By PAMELA HESS, Associated Press Writer
December 11, 2007
WASHINGTON - The CIA's waterboarding of a top al-Qaida figure
was approved at the top levels of the U.S. government, a former
CIA agent said Tuesday as agency director Gen. Michael Hayden
prepared for questioning by congressional panels about the
destruction of videotapes of terror suspect interrogations.
According to the former agent, waterboarding of Abu Zubaydah
got him to talk in less than 35 seconds. The technique, which
critics say is torture, probably disrupted "dozens" of
planned al-Qaida attacks, said John Kiriakou, a leader of the
team that captured Zubaydah, a major al-Qaida figure.
Kiriakou did not explain how he knew who approved the interrogation
technique but said such approval comes from top officials.
"This isn't something done willy nilly. This isn't something
where an agency officer just wakes up in the morning and decides
he's going to carry out an enhanced technique on a prisoner," he
said Tuesday on NBC's "Today" show. "This was
a policy made at the White House, with concurrence from the
National Security Council and Justice Department."
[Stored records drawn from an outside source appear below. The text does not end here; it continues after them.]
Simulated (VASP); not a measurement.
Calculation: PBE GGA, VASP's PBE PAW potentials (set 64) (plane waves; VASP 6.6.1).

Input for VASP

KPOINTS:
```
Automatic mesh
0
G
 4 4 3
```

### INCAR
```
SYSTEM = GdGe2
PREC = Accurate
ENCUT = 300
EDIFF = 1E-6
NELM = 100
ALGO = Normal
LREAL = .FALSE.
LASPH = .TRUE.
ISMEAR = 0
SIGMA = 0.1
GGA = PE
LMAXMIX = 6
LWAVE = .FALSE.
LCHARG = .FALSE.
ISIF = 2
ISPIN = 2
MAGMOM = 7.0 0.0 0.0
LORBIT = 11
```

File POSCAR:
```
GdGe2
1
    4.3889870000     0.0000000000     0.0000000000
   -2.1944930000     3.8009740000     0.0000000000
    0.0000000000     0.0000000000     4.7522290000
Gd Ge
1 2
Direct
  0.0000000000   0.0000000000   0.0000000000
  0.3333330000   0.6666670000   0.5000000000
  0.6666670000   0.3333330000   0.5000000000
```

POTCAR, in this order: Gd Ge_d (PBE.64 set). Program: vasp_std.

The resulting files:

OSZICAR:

Each time CIA agents wished to use waterboarding or any other
harsh interrogation technique, they had to present a "well-laid
out, well-thought out reason" to top government officials,
Kiriakou said. In Zubaydah's case, Kiriakou said the waterboarding
had immediate effect.
"The next day, he told his interrogator that Allah had
visited him in his cell during the night and told him to cooperate," Kiriakou
said in an interview first broadcast Monday evening on ABC
News' World News. "From that day on, he answered every
question. The threat information he provided disrupted a number
of attacks, maybe dozens of attacks."
Details of Zubaydah's interrogation came as Hayden prepared
for two days of questioning by the Senate and House intelligence
panels about the CIA's destruction of the videotapes. Both
are closed sessions.
Kiriakou said he did not know the interrogation of Zubaydah
was being recorded by the CIA and did not know the tapes subsequently
were destroyed.
"Like a lot of Americans, I'm involved in this internal,
intellectual battle with myself weighing the idea that waterboarding
may be torture versus the quality of information that we often
get after using the waterboarding technique," Kiriakou,
now retired from the CIA, told ABC News. "And I struggle
with it."
He added: "What happens if we don't waterboard a person
and we don't get that nugget of information and there's an
attack. I would have trouble forgiving myself. ... At the time,
I felt that waterboarding was something that we needed to do."
Waterboarding is a harsh interrogation technique that involves
strapping down a prisoner, covering his mouth with plastic
or cloth and pouring water over his face. The prisoner quickly
begins to inhale water, causing the sensation of drowning.
Hayden told CIA employees last week that the CIA taped the
interrogations of two alleged terrorists in 2002. He said the
harsh questioning was carried out only after being "reviewed
and approved by the Department of Justice and by other elements
of the Executive Branch." Hayden said Congress was notified
in 2003 both of the tapes' existence and the agency's intent
to destroy them.
The White House refuses to talk about specific types of interrogation
techniques but insists that the United States does not torture.
The CIA destroyed the tapes in November of 2005. Exactly when
Congress was notified and in what detail is in dispute.
Senate Intelligence Committee Chairman Jay Rockefeller, D-W.Va.,
said the CIA claims it told the committee of the tapes' destruction
at a hearing in November 2006. Rockefeller said, however, that
the hearing transcript found no mention of that subject.
The House committee first learned the tapes had been destroyed
in March 2007, according to Committee Chairman Rep. Silvestre
Reyes, D-Texas.
In last week's message, Hayden told CIA employees that "the
leaders of our oversight committees in Congress were informed
of the videos years ago and of the Agency's intention to dispose
of the material. Our oversight committees also have been told
that the videos were, in fact, destroyed."
But Reyes said Monday that Hayden's claim that Congress was
properly notified "does not appear to be true."